Look at my drawing and see what you think. I'm thinking your idea might have a tendency to push soft gravel.
I'll have to play with that idea some. The rebar might get in the way when the blade folds forward. I like the idea of something to tie them together, but maybe a loose pinned connection would work so the skis could track straight in tandem when the blade was angled.
Another idea I had earlier was to use the 3" pipe, cap the ends, and put an axle through so it could roll like a anti-scalp roller on a lawn mower. I think it would still roll even with the blade angled.
But maybe I just need to weld an old disc blade to the bottom of each skid I have now. That would create huge dinner plate sized skids. If I had scrap laying around I would play more with these ideas.
Thanks for your help.
 
   / Time to hook-up the snow plow UGH!
  • Thread Starter
#34  
Let us know what you come up with in any case. Good Luck to you!
 
   / Time to hook-up the snow plow UGH! #35  
Good Afternoon Mike,
That plow arrangement came out very nice !

We have white out conditions here, your welcome to come try out your new setup up this way ! :rolleyes::)
 
   / Time to hook-up the snow plow UGH!
  • Thread Starter
#36  
Good Afternoon Mike,
That plow arrangement came out very nice !

We have white out conditions here, your welcome to come try out your new setup up this way ! :rolleyes::)

Scott thanks for the compliment and the kind offer. However I think I'm just gonna sit here in Ohio and wait for the snow to come to me. :rolleyes:
 
   / Time to hook-up the snow plow UGH! #37  
Nice idea.. If you need to test it out I have the perfect testing grounds:p..

Nice to see you posting.

Now that somebody taught me how to weld I may have to try some more projects like yours
 
   / Time to hook-up the snow plow UGH!
  • Thread Starter
#38  
Glad to be back John. I sent you a PM

Merry Christmas to all!
 
   / Time to hook-up the snow plow UGH! #40  
Basically the ski idea is good, however having tried that myself I can say that it is not as easy to do as it sounds.

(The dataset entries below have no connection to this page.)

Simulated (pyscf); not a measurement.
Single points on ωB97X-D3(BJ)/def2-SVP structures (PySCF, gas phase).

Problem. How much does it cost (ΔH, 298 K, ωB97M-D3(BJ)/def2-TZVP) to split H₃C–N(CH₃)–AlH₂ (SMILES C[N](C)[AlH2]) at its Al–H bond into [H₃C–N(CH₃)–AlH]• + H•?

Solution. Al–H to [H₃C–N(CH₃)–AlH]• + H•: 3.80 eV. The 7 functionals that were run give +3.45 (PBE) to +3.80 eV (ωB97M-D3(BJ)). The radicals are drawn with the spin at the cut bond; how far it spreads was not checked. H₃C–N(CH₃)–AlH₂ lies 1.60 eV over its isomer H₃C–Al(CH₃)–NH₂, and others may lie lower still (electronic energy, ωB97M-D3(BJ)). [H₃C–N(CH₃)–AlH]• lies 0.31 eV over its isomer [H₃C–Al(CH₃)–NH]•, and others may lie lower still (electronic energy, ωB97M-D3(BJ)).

If we were to plow always 'squared off' OK, but when angling the blade the trick is to get the skid or ski to track foreward and not skid sideways.
That is why all plows basically use the dish or mushroom shaped skids.

Larger dishes would do the trick.

Around here what we do is 'back blade' eg pull the snow backwards to compact a base which when frozen now supports the skids.
Then again once you have a good base of compacted snow you don't need skid shoes.

Last week we got 5-6"s followed by a good thaw as well as rain!
Then a sudden cold snap.
What a mess!
Bases melted, deep ruts formed so you needed to quickly push that mush aside otherwise you had deep frozen ruts impossible to remouve.

The best drives were the ones whereby the folks were away as after the freeze you'd simply scrape away whatever came and had a great base.

Those used became skating rinks and sand/gravel needed to be added as even walking was impossible.

Joys of winter!

Our city roads contractor took out his grader equipped with carbide toothed grader blade to scrape down to the pavement and then plowed all that mush high and clear back as we still have another 200 inches to expect before winter's end and then comes "where do I push that stuff"?